# ADA drop checker solution..why not 4 kdh?



## Hoppy (Dec 24, 2005)

Amano doesn't use the ADA or any drop checkers. His company, ADA, sells aquarium equipment, but that doesn't mean Amano uses everything they sell.

I doubt that Amano or ADA knows about the use of a drop checker to measure CO2. It was originally intended as a method for monitoring pH in the tank, and using tank water is the only way that could be done.

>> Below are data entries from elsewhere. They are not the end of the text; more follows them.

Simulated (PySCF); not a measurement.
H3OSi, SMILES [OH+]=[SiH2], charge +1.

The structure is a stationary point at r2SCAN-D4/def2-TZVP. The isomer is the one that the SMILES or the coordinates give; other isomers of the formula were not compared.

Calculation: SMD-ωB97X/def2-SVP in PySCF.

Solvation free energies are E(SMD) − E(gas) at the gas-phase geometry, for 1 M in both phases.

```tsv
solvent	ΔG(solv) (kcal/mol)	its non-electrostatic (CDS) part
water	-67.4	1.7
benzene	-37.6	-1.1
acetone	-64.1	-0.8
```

Before I started working on making a drop checker useful I emailed ADA to find out if they recommended using distilled water in the drop checker. The answer I got was that Amano doesn't use the drop checker and had no recommendations. A few years have passed since then, but as far as I know Amano's disinterest in drop checkers hasn't changed.


----------



## asiansensation2000 (Nov 18, 2007)

Hoppy said:


> Amano doesn't use the ADA or any drop checkers. His company, ADA, sells aquarium equipment, but that doesn't mean Amano uses everything they sell.
> 
> I doubt that Amano or ADA knows about the use of a drop checker to measure CO2. It was originally intended as a method for monitoring pH in the tank, and using tank water is the only way that could be done.
> 
> Before I started working on making a drop checker useful I emailed ADA to find out if they recommended using distilled water in the drop checker. The answer I got was that Amano doesn't use the drop checker and had no recommendations. A few years have passed since then, but as far as I know Amano's disinterest in drop checkers hasn't changed.


Whoa, thanks Hoppy. That is very interesting. I would hope Amano uses everything he sells but I guess not. If I were Amano and was at the cutting edge of this hobby, I would research and use what is best for the client's success for the hobby and that will pay dividends down the road. 

His drop checker is beautiful but I was a little sad to see I had to use tank water. I ordered 4 dkh solution instead. If all else, I could just use the drop check as a christmas ornament. 

So, how does Amano check his Co2? I'm sure he has so much experience that just by observation is all he needs.

Best,


----------



## deleted_user_7 (Jul 7, 2003)

When you know what you're doing there isn't a need to use a drop checker at all. When my fabco needle valve comes in I'll set it to the bubble rate I want and remove my drop checker. Enough fiddling with my tank has taught me that I need 1.5-1.6 bubbles per second, between 1.7 and 2 the fauna slow and breathes more heavily but nothings dies and the drop checker is too yellow. Higher than 2 is bad, and havn't tried it with any animals in the tank. 

I don't need it to measure my ph since with aquasoil and co2, my pH is always 5 during the day and pH is nothing for me to worry about anyway. I'll probably only use it if i ever decide to change my diffusion method and/or bubble rate, monitor for a while then stick it back in a drawer. 

They are cool doo-dads, though! All of the glassware reminds me of Christmas ornaments lol.


----------



## Hoppy (Dec 24, 2005)

I doubt that any of the very experienced, very successful planted tank keepers ever use a drop checker. They can judge the CO2 by the plants and fish. All of us could once we find out what too much CO2 looks like and what the plants look like when the CO2 is about right. But, first you have to learn all of that, and while doing that a drop checker is a great guide.


----------



## Francis Xavier (Oct 8, 2008)

I honestly couldn't answer this question - I've used a drop checker once very briefly in my life and haven't since. We don't even stock these at ADG. I mean, we could special order them, but they aren't really a part of normal stock or a consideration for container orders unless there's a special request.

However - my recommendation would be to follow the directions and you'll get the intended results. Never a bad strategy to go with the prescribed ADA instructions.


----------



## blair (Feb 8, 2009)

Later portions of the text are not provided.